Hope to count with your help when I get lost with Gron's explanations (which I am pretty sure it will happen when I get to contravariant and covariant vectors)

Once I master it, maybe I will try with Zee.

 

[vanhees71]

To avoid the confusion right away: There are no contravariant and covariant vectors but only contra and covariant components of vectors with respect to a basis, at least in a Riemannian or pseudo-Riemannian manifold.

 

[almarpa]

I am already having problems with these concepts, you see...

 

[NathanaelNolk]

It seems to me you have the level suited for studying GR out of Schutz's book. May I ask what books you learned physics with? You said you were self-studying. Can you solve problems, or do you have only a theoretical understanding?
If you thoroughly studied the physics subjects that you listed I see no reason not to go straight to Schutz.

 

[almarpa]

I am telecommunications engineer, now working as a teacher.
In adition to my formal education as an engineer, and focusing in pure physics, I have studied classical mechanics from Kleppner - Kolenkow and Morin's books, and electrodynamics from Griffiths' book. I have also read something from Griffiths' QM book, but I still can not claim to have studied it. Sure I can solve problems, that is what I mean when I say that I have studied a book. That is why it takes me so long to complete a book.

 

[NathanaelNolk]

Did you work through the problems too? If so, I think you are ready to tackle Schutz. His special relativity chapter will be valuable if the only SR you have seen comes from K&K or the likes. What's more, if you find it too difficult, you can always go back to easier books.

 

[almarpa]

Ok, I will take a look Schutz book as well. I think I saw it at the library.

Tanks for the advice.

 

[almarpa]

I have checked reviews in amazon for Schutz's book, and self learrners do not seem to be very pleased with it.

I think I will keep on going with Gron.

Thanks.

 

[smodak]

I have checked reviews in amazon for Schutz's book, and self learrners do not seem to be very pleased with it.

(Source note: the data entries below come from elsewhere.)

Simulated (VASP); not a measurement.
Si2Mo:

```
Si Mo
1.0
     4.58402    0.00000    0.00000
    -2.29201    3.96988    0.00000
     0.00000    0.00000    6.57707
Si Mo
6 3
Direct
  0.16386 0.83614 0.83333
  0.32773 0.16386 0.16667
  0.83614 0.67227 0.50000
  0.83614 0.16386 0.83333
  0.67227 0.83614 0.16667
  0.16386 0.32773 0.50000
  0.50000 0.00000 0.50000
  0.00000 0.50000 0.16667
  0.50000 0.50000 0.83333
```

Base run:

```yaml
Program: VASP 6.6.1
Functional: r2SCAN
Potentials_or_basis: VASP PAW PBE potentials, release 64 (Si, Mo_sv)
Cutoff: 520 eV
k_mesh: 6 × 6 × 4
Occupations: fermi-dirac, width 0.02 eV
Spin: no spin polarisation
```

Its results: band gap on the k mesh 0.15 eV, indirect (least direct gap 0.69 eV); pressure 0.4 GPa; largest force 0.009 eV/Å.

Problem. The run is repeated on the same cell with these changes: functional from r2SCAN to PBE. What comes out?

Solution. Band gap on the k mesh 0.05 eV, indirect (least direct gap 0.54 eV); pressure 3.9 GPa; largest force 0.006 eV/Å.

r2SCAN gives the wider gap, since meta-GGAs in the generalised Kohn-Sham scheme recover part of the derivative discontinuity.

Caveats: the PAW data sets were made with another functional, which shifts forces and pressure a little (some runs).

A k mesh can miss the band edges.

I think I will keep on going with Gron.

Thanks.

Yup I had purchased Schutz (especially because of the solution manual) but hated it. I had used Gron, Collier, Foster-Nightingale (the third edition is a really great book), and Susskind GR lectures to get a good overview of the subject before delving into other books.

 

[ibkev]

I'd be curious if you ever tried Hartle? I saw that Sean Carroll recommended it once as a precursor to his book.

Also, what was it about Schutz that didn't speak to you?

 

[smodak]

I'd be curious if you ever tried Hartle? I saw that Sean Carroll recommended it once as a precursor to his book.

Also, what was it about Schutz that didn't speak to you?

I like Hartle. I can read and understand Schutz now (that I know GR) but it was very confusing for me and boring to read when I started. What had really helped me was simultaneously (when I felt like) using Gron, Collier, Foster-Nightingale, and Susskind lectures together along with this short video. I did have most of the Math Pre-Requisites when I started.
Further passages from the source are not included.